Suppose that I am interested in a probability measure $\mu$ defined on the sphere $\mathbb{S}^{d-1} \subseteq \mathbb{R}^d$, whose density with respect to the normalised surface measure can be written as $\exp(-V(x))$, with $V: \mathbb{R}^d \to \mathbb{R}$.
My question is: concretely, what matrices do I need to write down in order to verify that $\mu$ satisfies the Bakry-Émery criterion with a given constant $\rho \geqslant 0$?
Assume that I have little background in differential geometry, and don't yet want to subject myself to carefully understanding things like Ricci curvature etc. (perhaps another day!). I am fairly sure that this task reduces to explicitly computing a few derivatives of $V$ (which I insist on writing as a map with domain $\mathbb{R}^d$), and then verifying that a related matrix is positive semidefinite, and so I am looking for concrete instructions which will allow me to do so efficiently.
The criterion you have to check is $$ \mathrm{Hess}_x V[v,v]+\mathrm{Ric}_x(v,v)\geq \rho g_x(v,v) $$ for all $x\in S^{d-1}$ and unit vectors $v\in T_x S^{d-1}$.
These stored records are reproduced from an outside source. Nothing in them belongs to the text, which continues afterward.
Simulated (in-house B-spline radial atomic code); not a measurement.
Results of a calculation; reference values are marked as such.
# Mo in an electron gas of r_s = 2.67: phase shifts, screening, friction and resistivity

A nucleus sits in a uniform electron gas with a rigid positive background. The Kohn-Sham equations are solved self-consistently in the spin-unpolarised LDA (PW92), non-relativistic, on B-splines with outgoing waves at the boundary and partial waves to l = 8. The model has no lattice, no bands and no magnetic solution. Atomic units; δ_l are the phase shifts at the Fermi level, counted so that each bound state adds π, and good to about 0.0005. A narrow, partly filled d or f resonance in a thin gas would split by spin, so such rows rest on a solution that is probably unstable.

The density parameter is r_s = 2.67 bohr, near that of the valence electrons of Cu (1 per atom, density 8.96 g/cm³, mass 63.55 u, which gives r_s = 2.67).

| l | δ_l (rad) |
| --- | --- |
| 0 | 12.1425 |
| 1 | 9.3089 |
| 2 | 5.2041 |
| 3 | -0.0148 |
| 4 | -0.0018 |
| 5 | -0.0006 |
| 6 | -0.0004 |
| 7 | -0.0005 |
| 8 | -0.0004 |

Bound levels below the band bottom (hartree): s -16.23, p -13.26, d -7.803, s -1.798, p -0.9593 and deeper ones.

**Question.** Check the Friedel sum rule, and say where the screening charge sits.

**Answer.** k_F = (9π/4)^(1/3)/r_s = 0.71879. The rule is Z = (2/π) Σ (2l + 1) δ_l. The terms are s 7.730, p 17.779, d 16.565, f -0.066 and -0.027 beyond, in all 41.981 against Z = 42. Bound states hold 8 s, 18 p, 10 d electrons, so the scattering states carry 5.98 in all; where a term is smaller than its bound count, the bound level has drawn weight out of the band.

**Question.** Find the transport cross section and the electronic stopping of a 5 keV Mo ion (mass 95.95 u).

In the case of the round metric on $S^{d-1}$, things get considerably simpler. First, $T_x S^{d-1}=\{x\}^\perp\subset \mathbb R^d$ and $g_x(v,v)=\lvert v\rvert^2$, the Euclidean norm squared. Moreover, the Ricci curvature is just $\mathrm{Ric}_x(v,v)=(d-1)g_x(v,v)$.
Finally, the Hessian can be computed as follows: If $\gamma$ is the (locally unique) geodesic with starting point $x$ and starting velocity $v$, then $$ \mathrm{Hess}_x V[v,v]=\frac{d^2}{dt^2}\bigg|_{t=0}V(\gamma_t). $$ In the case of the sphere, the geodesic is given by $\gamma_t=(\cos t)x+(\sin t)v$. More explicitly, this amounts to $$ \mathrm{Hess}_x V[v,v]=\langle v,\nabla^2 V(x)v\rangle-\langle x,\nabla V(x)\rangle, $$ where $\nabla V$ and $\nabla^2 V$ are the "Euclidean" gradient and Hessian of $V$ as function on $\mathbb R^d$.